Thus far, MLB players haven’t quite kept up with their NBA counterparts, and a fair number of their public comments have been of the “it’s not up to me to judge” or “that doesn’t matter in the locker room” variety, but enough of them have spoken up that we could field a pretty good LGBT-friendly team—and some of the most vocal allies have been ones I’d never have rooted for in the past.

With the understanding that there was stiff competition at some positions and not much to choose from at others, and that there certainly are, and will be, other statements that have been and will be made that aren’t on the list, I present to you the 2013 All-Gay-Friendly Team:

Starting pitcher: C.J. Wilson, Angels. C.J. lost me a while back with his smug attitude and his nasty prank on Mike Napoli, and those Head and Shoulders commercials aren’t doing anything to win me back, but I have to give him props for responding at length and completely supportively to Collins’s coming-out essay. “It’s very courageous of him….You know what was really sad about the whole thing? Reading the comments on that article,” he said. “Ignorance. Blazing ignorance. It’s just terrible….Sports is about equality.”

Righty relief pitcher: LaTroy Hawkins, Mets. “Everybody knows somebody who’s gay,” said the 39-year-old hurler, who also called Collins’s testimony “phenomenal.” “If you can’t deal with it in 2013, you need to go somewhere and hide in a cave. It’s there. Whether you like it or not, it doesn’t affect you. So why judge it?”

Lefty relief pitcher: Jerry Blevins, A’s. “I think it’s great for the landscape of team sports,” said Blevins, who was rewarded by the cosmos for his progressiveness by having to pitch and hit in the A’s 19-inning win over the Angels. “It’s a shame it hasn’t come sooner. I give him my highest respect for being the one to come out, it can’t be easy. My hope is that kids see this and say, ‘I can be myself and do whatever I want to do.’ ”

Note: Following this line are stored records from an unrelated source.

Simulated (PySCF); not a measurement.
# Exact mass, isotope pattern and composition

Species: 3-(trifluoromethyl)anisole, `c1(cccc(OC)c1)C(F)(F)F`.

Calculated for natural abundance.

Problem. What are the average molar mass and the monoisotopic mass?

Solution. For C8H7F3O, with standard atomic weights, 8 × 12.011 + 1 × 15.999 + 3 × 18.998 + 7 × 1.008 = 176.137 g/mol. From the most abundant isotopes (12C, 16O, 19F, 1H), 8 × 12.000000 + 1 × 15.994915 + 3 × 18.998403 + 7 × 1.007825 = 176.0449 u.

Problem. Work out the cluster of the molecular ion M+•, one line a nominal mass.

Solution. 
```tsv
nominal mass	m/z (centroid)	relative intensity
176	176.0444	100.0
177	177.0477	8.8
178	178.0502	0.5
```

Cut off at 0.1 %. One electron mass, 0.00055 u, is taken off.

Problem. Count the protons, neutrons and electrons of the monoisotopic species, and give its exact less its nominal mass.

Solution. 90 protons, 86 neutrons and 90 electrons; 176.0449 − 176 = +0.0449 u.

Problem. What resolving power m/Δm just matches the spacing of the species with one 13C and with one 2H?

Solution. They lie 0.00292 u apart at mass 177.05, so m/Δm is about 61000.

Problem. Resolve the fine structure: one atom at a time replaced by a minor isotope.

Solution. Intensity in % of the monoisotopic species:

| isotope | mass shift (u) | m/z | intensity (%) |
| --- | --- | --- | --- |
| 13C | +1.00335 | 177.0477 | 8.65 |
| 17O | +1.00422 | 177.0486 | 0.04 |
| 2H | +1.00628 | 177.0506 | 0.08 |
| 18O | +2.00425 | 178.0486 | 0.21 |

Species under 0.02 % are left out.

Catcher: Mike Napoli, Red Sox. I’ve yet to find any catchers voicing unbridled support for LGBT equality—make your own jokes there—but Napoli didn’t do too badly: “I have gay friends. My cousin is gay. Personally, I don’t have a problem with it. I wouldn’t feel uncomfortable with it. It’s accepted everywhere now; it wouldn’t bother me.”

First base: Nick Swisher, Indians. Swisher wasted no time tweeting his support for Collins, saying, “I will always support people for being who they are. Happy for @jasoncollins34 that he can lead an honest life.”

Second base: Brandon Phillips, Reds. Look, as a loyal Cards fan, this pains me, but Phillips continues to demonstrate that he’s basically a good dude. “More power to him,” he said in a clubhouse interview yesterday. “I don’t judge anybody for anything. I’m happy for him for coming out and wanting to live his life like that. I wish him all the best. I have no problem with anything like that. That doesn’t bother me. Hopefully, he gets a job and gets to keep on playing in his career.”

Third base: David Wright, Mets. Though some of Wright’s remarks stuck to the safe “all that matters is whether you’re any good” theme, he added enough genuine support to make the team, and anyway, I can’t find another third baseman who qualifies. “If you can play the game, I don’t care the color of your skin, sexual orientation,” he told USA Today. “Come on in, welcome. A teammate’s a teammate. Hopefully, this allows individuals to address (the issue). I’m happy for (Collins). You applaud how brave he must be to come out and make that announcement.”

Shortstop: Darwin Barney, Cubs. “Everyone is connected (to the gay community) in some way, whether it’s a family member or a friend. I have family members that are (gay). That’s the way of life and I don’t think it’s really that big of a deal,” said Barney, who took part in the Cubs’ “It Gets Better” video a couple of years back. “You’re allowed to be black, white, gay, straight, whatever….That’s the beauty of this country, and if there is any discrimination there, it’s a sad thing.”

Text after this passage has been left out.